Incorporating new updates to modules

Hey guys – I was wondering if there was documentation or a tutorial somewhere to walk one through how to incorporate new fixes to the modules into local instances? I imagine this is mostly just git work, but I’d love to be able to refer back to a document whenever I need to merge/update?

Thanks a bunch!

-charles.

Our monthly newsletter lists the updates we’ve made to our code over the last month (we recently started publishing the newsletter on our blog). There are several types of updates you may want to incorporate:

Terraform updates

If you are using Gruntwork’s Terraform modules, then in your infrastructure-modules repo, you most likely have some Terraform code that uses a Gruntwork module similar to this:

module "vpc" {
  source = "git::git@github.com:gruntwork-io/module-vpc.git//modules/vpc-app?ref=v0.3.2"

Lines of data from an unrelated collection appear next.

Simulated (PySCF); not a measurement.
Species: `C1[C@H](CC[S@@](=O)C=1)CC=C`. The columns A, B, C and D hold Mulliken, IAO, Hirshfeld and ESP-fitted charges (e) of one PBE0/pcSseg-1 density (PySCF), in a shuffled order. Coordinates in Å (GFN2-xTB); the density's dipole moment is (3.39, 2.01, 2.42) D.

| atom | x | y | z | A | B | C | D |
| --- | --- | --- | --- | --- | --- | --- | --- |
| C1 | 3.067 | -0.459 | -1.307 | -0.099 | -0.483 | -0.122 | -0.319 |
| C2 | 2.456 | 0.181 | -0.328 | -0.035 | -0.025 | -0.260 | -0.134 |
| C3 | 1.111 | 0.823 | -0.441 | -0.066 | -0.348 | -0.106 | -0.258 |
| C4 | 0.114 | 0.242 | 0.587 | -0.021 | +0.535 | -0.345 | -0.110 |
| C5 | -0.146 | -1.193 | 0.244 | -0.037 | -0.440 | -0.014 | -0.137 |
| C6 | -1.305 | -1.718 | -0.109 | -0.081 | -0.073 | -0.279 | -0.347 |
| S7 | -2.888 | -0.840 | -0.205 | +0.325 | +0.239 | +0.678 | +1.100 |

  # ... (other params omitted) ...
}

When we release a new version of the relevant module—in this case, vpc-app—we will publish it at a new version number, such as v0.3.3 or v0.4.0. To incorporate these changes into your code, you will need to:

  1. Bump the version number for the module in your infrastructure-modules repo.
  2. Apply any other changes described in the release notes (e.g., see the module-vpc releases page).
  3. Test the change. Typically, you do this by deploying the new code in a sandbox environment.
  4. If things work well, release a new version of your infrastructure-modules repo (i.e., by creating a new git tag).
  5. Use the new version of infrastructure-modules in the corresponding terraform.tfvars files in infrastructure-live. Typically, you’d deploy the new version first in pre-prod environments (e.g., stage), check that everything works well, and if it does, deploy the exact same code in prod.

Other types of updates

If you are using other types of Gruntwork modules, such as ssh-iam for managing SSH access with IAM groups, you are probably installing those modules in your AMIs in a Packer template via the Gruntwork Installer:

{
  "provisioners": [{
    {
    "type": "shell",
    "inline": [
      "gruntwork-install --binary-name 'ssh-iam' --repo 'https://github.com/gruntwork-io/module-security' --tag v0.6.6"
    ]
  }]
}

When we release a new version of ssh-iam, you’ll want to bump the corresponding version number in the tag parameter of that Packer template, build a new AMI (by using packer build), and deploy that AMI in each environment (as always, testing first in pre-prod before prod) by plugging the new AMI ID into the corresponding terraform.tfvars files in infrastructure-live.

Please note that some modules offer zero-downtime deployment for AMIs just by running terragrunt apply: e.g., the asg-rolling-deploy will deploy a new AMI in your ASG automatically when you run apply. However, with other modules, you may need extra steps. For example, with the ecs-cluster module, after running apply, you need to run a the roll-out-ecs-cluster-update.py script (instructions) to deploy new ECS nodes and migrate the Docker containers to them.

Thanks, Jim – this was helpful.

What about the cases where the infrastructure-modules tfm code that pulls in modules changes over time? Basically, I’m looking for a good way for my infrastructure-modules repo to track updates to infrastructure-modules-acme, so that I make sure my infrastructure-modules remains current and aligned with new updates to modules.

Should I just git rebase off of infrastructure-modules-acme? Any suggestions?

Thanks!

-charles.

You could try rebasing off the Acme repos, but the Acme repos are just one example of how the code in the IaC Library can be assembled, and your own versions of those repos are likely different enough to make rebasing tricky.

FWIW, just about all updates to the Acme repos are bug fixes or new features that are announced in the newsletter, so following along with that will get you most of the way there. You can also periodically check the commit history in the Acme repos and make analogous updates to your own code.

In general, pulling in new infrastructure code versions is not a well solved problem, as before, almost everyone had their own custom infra, and there were no updates to pull! So, this is actually a good problem to have :slight_smile:

We have some ideas on how to significantly improve the updating process, but it’s a pretty major undertaking, and not likely something we’ll get to this year.